Search code examples
c#unit-testingparsingflat-filemspec

How to effectively test a fixed length flat file parser using MSpec?


I have this method signature: List<ITMData> Parse(string[] lines)

ITMData has 35 properties.

How would you effectively test such a parser?

Questions:

  • Should I load the whole file (May I use System.IO)?
  • Should I put a line from the file into a string constant?
  • Should I test one or more lines
  • Should I test each property of ITMData or should I test the whole object?
  • What about the naming of my test?

EDIT

I changed the method signature to ITMData Parse(string line).

Test Code:

[Subject(typeof(ITMFileParser))]
public class When_parsing_from_index_59_to_79
{
    private const string Line = ".........";
    private static ITMFileParser _parser;
    private static ITMData _data;

    private Establish context = () => { _parser = new ITMFileParser(); };

    private Because of = () => { _data = _parser.Parse(Line); };

    private It should_get_fldName = () => _data.FldName.ShouldBeEqualIgnoringCase("HUMMELDUMM");
}

EDIT 2

I am still not sure if I should test only one property per class. In my opinion this allows me to give more information for the specification namely that when I parse a single line from index 59 to index 79 I get fldName. If I test all properties within one class I loss this information. Am I overspecifying my tests?

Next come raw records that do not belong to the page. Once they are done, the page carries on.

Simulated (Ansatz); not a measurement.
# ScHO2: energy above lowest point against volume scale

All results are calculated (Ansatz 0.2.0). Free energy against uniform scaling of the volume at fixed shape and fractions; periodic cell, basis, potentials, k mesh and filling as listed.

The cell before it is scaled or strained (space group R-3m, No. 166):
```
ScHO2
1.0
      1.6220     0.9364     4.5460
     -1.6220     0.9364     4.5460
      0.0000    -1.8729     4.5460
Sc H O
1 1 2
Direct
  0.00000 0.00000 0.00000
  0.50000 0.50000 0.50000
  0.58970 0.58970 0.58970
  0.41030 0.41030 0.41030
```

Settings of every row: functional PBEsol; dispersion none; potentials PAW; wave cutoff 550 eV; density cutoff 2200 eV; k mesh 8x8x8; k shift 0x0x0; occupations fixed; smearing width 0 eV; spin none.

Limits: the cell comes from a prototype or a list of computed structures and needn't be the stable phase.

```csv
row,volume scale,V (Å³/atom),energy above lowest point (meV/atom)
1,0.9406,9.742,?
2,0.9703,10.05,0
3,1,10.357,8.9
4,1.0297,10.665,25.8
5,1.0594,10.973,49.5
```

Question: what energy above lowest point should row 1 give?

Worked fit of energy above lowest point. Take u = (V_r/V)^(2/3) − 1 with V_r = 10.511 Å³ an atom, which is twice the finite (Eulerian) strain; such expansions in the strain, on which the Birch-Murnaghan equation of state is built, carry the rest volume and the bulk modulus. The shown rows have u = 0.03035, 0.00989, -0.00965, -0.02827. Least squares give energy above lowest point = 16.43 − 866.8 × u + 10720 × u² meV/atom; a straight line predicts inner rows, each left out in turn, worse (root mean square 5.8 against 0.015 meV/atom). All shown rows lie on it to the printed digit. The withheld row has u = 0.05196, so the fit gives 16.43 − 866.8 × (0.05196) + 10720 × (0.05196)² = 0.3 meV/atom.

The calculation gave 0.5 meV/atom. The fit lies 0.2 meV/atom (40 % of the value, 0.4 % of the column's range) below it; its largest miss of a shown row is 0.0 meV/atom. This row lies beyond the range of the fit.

My Tests now looks like this:

[Subject(typeof(ITMFileParser))]
public class When_parsing_single_line_from_ITM_file
{
    const string Line = ""

    static ITMFileParser _parser;
    static ITMData _data;

    Establish context = () => { _parser = new ITMFileParser(); };

    private Because of = () => { _data = _parser.Parse(Line); };

    It should_get_fld??? = () => _data.Fld???.ShouldEqual(???);
    It should_get_fld??? = () => _data.Fld???.ShouldEqual(???);
    It should_get_fld??? = () => _data.Fld???.ShouldEqual(???);
    It should_get_fld??? = () => _data.Fld???.ShouldEqual(???);
    It should_get_fld??? = () => _data.Fld???.ShouldEqual(???);
    It should_get_fld??? = () => _data.Fld???.ShouldEqual(???);
    It should_get_fld??? = () => _data.Fld???.ShouldEqual(???);
    ...

}

Solution

  • Here's what I would normally do if I'm facing such a problem:

    One short disclaimer in advance: I think I would more go down the "integration testing" or "testing the parser as a whole" route rather than testing individual lines. In the past I've more than once faced the situation where lots of implementation details leaked into my tests and forced me to change the tests often when I changed implementation details. Typical case of overspecification I guess ;-/

    1. I wouldn't include file loading in the parser. As @mquander suggested I would rather go with a TextReader or an IEnumerable as the input parameter instead. This will result in way faster tests since you're able to specify the parser input in-memory and don't have to touch the file system.
    2. I'm not a big fan of hand rolling test data, so in most cases I'm using embedded resources and the ResourceManager to load test data directly from the specification assembly via assembly.GetManifestResource(). I typically have a bunch of extension methods in my solution to streamline the reading of resources (something like TextReader TextResource.Load("NAME_OF_SOME_RESOURCE")).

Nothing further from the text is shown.